Chinese shares bounced back more than 3 percent on Wednesday, as Beijing’s latest efforts to prop up values restored a measure of stability to its unruly stock market.
After a dramatic plunge of more than 8 percent in Chinese stocks on Monday, China’s securities regulator announced probes into share “dumping” and pledged to buy stocks to calm the market, while the central bank hinted at more policy easing.
That followed moves in recent weeks in which the authorities temporarily banned shareholders with large stakes from exiting their positions and issued a string of warnings against short-selling, or betting on falls in its domestic “A-share” market.
“The possibility for A shares to rebound in the following month is quite big given liquidity is rich in the market now and short-selling ability has been largely curbed,” said Zhang Qi, an analyst at Haitong Securities in Shanghai.
The Shanghai Composite Index broke a three-day slide to close up 3.5 percent on Wednesday and the CSI300 index of the largest listed companies in Shanghai and Shenzhen jumped 3.1 percent.
This week’s turbulence shattered three weeks of relative calm for Chinese equities, secured through heavy government intervention to arrest a precipitous sell-off in late June and early July that wiped as much as $4 trillion off share values.
That sharp sell-off alarmed foreign investors, who worried about potential wider damage to the world’s second biggest economy and risks to China’s financial stability.
Students of technical analysis noted that, as in early July, the latest rebound came after the Shanghai index had fallen to its 200-day moving average, a long-term trend indicator popular with traders who use chart patterns to predict price movements.
The renewed volatility has raised questions about how Beijing can extricate itself from the raft of support measures it has placed under the stock market. Some foreign investors say the heavy-handed state intervention has also set back the market liberalisation plans at the centre of China’s economic reform agenda.
“Some of the things they’ve done have been, to a degree, irrational,” said Sat Duhra, fund manager at Henderson Global Investors.
“It’s very important that if China does want to be seen as a credible destination for foreign capital, then some of these things have to be more measured and thought out.”
Despite a slowing economy and weakening corporate earnings, China’s main stock indexes had more than doubled over the year to mid-June, before the sudden swoon that saw them tumble more than 30 percent.
Beijing’s response included an interest rate cut, the suspension of initial public offerings, relaxed margin lending and collateral rules and enlisting brokerages to buy stocks, backed by cash from the central bank.
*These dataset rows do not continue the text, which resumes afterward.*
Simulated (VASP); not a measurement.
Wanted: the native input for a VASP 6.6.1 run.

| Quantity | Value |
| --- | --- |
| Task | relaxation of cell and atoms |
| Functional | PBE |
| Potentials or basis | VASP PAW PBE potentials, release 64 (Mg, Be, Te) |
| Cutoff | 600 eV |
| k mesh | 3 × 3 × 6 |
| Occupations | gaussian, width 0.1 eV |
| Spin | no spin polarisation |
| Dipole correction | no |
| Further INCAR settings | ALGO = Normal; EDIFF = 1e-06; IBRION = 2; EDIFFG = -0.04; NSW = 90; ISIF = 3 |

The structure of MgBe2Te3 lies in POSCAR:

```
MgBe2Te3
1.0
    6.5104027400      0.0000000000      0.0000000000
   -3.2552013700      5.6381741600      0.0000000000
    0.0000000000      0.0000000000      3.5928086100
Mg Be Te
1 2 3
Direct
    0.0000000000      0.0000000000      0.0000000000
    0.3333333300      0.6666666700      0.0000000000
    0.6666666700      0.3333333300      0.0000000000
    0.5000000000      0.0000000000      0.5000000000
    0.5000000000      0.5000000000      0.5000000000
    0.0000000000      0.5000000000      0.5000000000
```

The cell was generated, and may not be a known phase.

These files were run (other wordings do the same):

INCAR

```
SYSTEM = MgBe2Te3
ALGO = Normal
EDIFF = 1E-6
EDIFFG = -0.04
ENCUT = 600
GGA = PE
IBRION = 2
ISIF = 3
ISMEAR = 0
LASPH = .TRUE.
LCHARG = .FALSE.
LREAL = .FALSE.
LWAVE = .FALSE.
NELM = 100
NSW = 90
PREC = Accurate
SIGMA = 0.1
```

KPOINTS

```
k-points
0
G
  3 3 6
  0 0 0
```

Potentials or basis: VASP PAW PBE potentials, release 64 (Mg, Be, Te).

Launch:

Monday’s rapid sell-off, which saw China’s major indexes suffer their biggest one-day loss in more than eight years, may have been partly due to authorities testing the water for withdrawing some of that emergency support.
Three people in the banking industry with direct knowledge told Reuters that the state-run margin lender had returned ahead of schedule some of the funds it borrowed from commercial banks to stabilise the stock market.